TREI is playing at Sandwiches as part of mawsa Orientation 2012 Saturday, February 25 from 10:30pm – 6am. Massey students can purchase specially discounted tickets for $10.
New Zealand drum & bass has gone from strength to strength over the years, at first producing world class DJ’s and parties that international acts would go home raving about. In more recent times, local producers have made an international impact that belies our small population and geographic obscurity. One of those producers is Wellington-based Trei, whose discography of more than 20 vinyl releases and the acclaimed album Innuendo have seen the hard-working musician gain the worldwide success his output deserves. Paul Berrington spoke to him about how he got started, how he managed to make a career out of what he loves, and what happens when you miss your flight in China. A guitar player first and foremost, Trei says he was turned on to “the likes of Jeff Mills and Adam Beyer by friends – Dan Morgan (a Wellington DJ) pushed lots of stuff my way”.
The Wellington music scene at the time was a hot-bed of underground electronic music, with techno, house, and a new form drum & bass all finding willing and enthusiastic audiences. Like others exposed to this scene, the logical progression was to give “making tunes a go, and having a go at production at a mate’s house, essentially just hanging out and having a jam”, he says.
While many got on with their day jobs, Trei started successfully applying his “self-taught” musicianship to making drum & bass, using the local scene to showcase new tunes at club night Bass Frontiers, or on Radio Active’s Future Funk show. This led to his first release, on local imprint Random, and others followed on Samurai and Commercial Suicide.
“There is a real focus on the musical element”, he says in response to my queries about the success of New Zealand drum & bass throughout the world. “A lot of the producers come from an instrument-based background, from bands, and maybe that lends a certain sound”.
One thing that is certainly true of the New Zealand scene he sums up perfectly. ”We definitely punch above our weight”, and that has seen the likes of Concord Dawn, State of Mind, and many others find their music in the hands of DJs the world over.
Despite this global awareness, there is sense of community about New Zealand drum & bass, and that has seen an enormous amount of collaboration and passing on of ideas, something from which Trei gained “a proper understanding of tools like compression”, adding that, “guys like State of Mind are just such insane engineers”. This sense of sharing the knowledge has obviously helped up-and-coming producers to fine-tune their sound in an environment that is professional and challenging.
Trei remembers a time when “you listened to albums from start to finish”, and without endorsing cliché, speaks of “the journey, a listening experience”. This is something he tried to achieve on debut long-player Innuendo, and is the inspiration behind his follow-up. “The tune with Tali is sounding awesome”, says Trei of the album, “and there is a massive response from the dance floor” to a track with Thomas Oliver.
There is calmness in his voice that suggests he is happy with his new work, and you sense this promises much for the upcoming release. You can expect to hear “lots of the new album” at his Orientation performance.

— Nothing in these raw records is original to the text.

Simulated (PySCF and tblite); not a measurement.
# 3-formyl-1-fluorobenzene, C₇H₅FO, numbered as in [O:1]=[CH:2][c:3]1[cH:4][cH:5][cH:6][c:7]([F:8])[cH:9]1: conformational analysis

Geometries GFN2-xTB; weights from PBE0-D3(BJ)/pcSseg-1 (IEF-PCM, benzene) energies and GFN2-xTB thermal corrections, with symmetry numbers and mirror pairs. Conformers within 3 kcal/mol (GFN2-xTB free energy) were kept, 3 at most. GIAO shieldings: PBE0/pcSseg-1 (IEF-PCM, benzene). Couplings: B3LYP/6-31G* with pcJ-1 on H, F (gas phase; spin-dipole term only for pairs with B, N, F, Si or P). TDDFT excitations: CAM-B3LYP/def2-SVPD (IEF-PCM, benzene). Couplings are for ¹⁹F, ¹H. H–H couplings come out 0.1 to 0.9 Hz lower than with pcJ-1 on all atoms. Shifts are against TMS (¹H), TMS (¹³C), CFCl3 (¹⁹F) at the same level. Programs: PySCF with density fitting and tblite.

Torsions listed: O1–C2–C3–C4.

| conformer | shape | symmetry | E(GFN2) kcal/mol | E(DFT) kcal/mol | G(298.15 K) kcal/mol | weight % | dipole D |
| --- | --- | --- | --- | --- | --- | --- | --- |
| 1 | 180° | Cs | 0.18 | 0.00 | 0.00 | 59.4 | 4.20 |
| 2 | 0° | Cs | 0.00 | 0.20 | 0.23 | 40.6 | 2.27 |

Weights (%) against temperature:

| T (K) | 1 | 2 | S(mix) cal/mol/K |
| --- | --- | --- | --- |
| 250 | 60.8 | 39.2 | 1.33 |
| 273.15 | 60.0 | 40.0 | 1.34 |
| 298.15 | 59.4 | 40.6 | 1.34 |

Trei says a tour to Europe lasts about “one month”, yet feels more like, “two weeks, a whirlwind”. On one occasion, fatigue from this tight schedule led to him getting stuck in Beijing overnight, after sleeping through the crossover. This in turn led to “days of snow” which prevented any flights leaving, and missing his next assignment in Italy, which he says regrettably is “the only gig I’ve ever missed”.
No wonder he enjoys coming home for some hard-earned “down time”. Yet you sense something when talking to Trei, and that is he wouldn’t have it any other way.